Well. That was a nice rambling, makes-no-sense post. But considering that it’s something that I did after a week of nothing, hey, I’m feeling pretty productive. 2nd draft of Willow, here I come!

Flash Fiction Fun

I’m almost a week away from officially working on my Weeping of the Willows edits.

I look at the past couple of weeks, and I’m glad that I’ve given myself a month to rest. If you’ve been following me on Facebook the past couple of weeks, you’ve noticed I mentioned entering a Flash Fiction contest 8 minutes before the deadline. It wasn’t a planned thing; the deadline for this contest was January 1, but instead, it got extended to the 15. I had been toying with a story I wrote back in December, so I thought, I bet if I trim this down to 500 words, I can send it in.

Mind you, I learned about the extension on the 11th.

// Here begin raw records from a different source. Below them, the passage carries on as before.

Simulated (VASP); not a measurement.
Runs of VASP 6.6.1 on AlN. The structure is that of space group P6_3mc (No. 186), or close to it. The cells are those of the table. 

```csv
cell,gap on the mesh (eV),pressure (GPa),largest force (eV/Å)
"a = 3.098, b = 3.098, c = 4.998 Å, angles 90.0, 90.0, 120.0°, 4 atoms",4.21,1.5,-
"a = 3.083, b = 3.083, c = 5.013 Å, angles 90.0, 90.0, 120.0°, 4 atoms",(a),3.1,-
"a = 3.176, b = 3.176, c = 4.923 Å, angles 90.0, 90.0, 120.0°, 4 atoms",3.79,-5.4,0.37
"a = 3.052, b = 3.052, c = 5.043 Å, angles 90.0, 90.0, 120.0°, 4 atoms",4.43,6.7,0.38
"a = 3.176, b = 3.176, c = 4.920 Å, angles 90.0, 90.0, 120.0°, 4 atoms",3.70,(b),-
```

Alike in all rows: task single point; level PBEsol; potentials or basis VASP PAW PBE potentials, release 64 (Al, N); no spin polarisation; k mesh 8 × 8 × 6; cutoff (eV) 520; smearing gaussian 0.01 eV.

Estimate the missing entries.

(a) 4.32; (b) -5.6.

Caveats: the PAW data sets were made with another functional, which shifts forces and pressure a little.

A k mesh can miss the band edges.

My friends, that was the most brutal writing experience I ever did. I thought working on She’s All Light was hard. This was flash fiction–something I’ve done a couple of times, but not that seriously–and it had to be done within four days. I worked on that sucker day and night. My hubby donned his editing cap to help me make sure it flowed well and made sense. He also donned his cheerleading cape (which is invisible, because if he really did have a cape, I would be a little nervous) to give me encouragement when I was all ready to forget the whole thing because writing flash-fiction is harrrrrrrrd and I just couldn’t do it anymore and forget the stupid prize–we don’t need $500 bucks. Well we do, but I’d rather file for 8 hours straight than put all my energy into writing

It’s really nice to have a supporting husband who tells you to: “aww quit your whining and get back to the computer. You said you were going to do this; you put all your energy into it; so you’re gonna finish it, dammit, or else I’ll never hear the end of it!”

Paraphrased, of course.

I got the flash story off, and I have to say, I don’t think I ever pushed myself to work that hard before. What came out really impressed me. Time will tell if it will actually win anything, but it feels nice knowing that I didn’t just write a story haphazardly and threw it into the contest bin just to have something there. This was all sweat and blood and tears, baby. Then again, I could open it back up next week and think it’s the worst crap I’ve ever written. Ah, the joys of being a writer.

So after all that work, my creative side pretty much crashed and I couldn’t do any writing at all for a few days. No surprise there: what I did was equivalent to having the flu during midterms and pulling an all-nighter on Mountain Dew and Nyquil (which I don’t recommend–it’s a brutal combination, especially when you wake up in the dorm’s lounge in your pajamas with absolutely no idea how you got there). So instead of pushing myself to write, I decided to be good to myself and take it easy. I finished reading a bunch of books. I got back into my podcasts. And I spent some quality time with Daniel (which will be talked about in a separate post).

But most of all, I’ve been psyching myself up to work on Willow again. This week, I’ll gather some resources together so I’ll have them at hand when I open up Willow next week. I’ve also been backing up files–I do that anyway–because my hubby plans to rebuild my computer this week. Normally, that throws me out in a loop, but this time around I’m glad he’s doing it. I want my computer to be in the best shape possible when I start working on Willow, and it gives me more time to refill my creativity well.

One more week, folks, and then the fun begins again.

Book Review: “Reading Like a Writer: A Guide for People Who Love Books and For Those Who Want to Write Them” by Francine Prose

Finally, I’m getting back on track with my blog posts. Here’s an overdue book review for you. My reading for the past couple of months have been very slow, but it’s been worth it, especially with this book, Reading Like a Writer by Francine Prose.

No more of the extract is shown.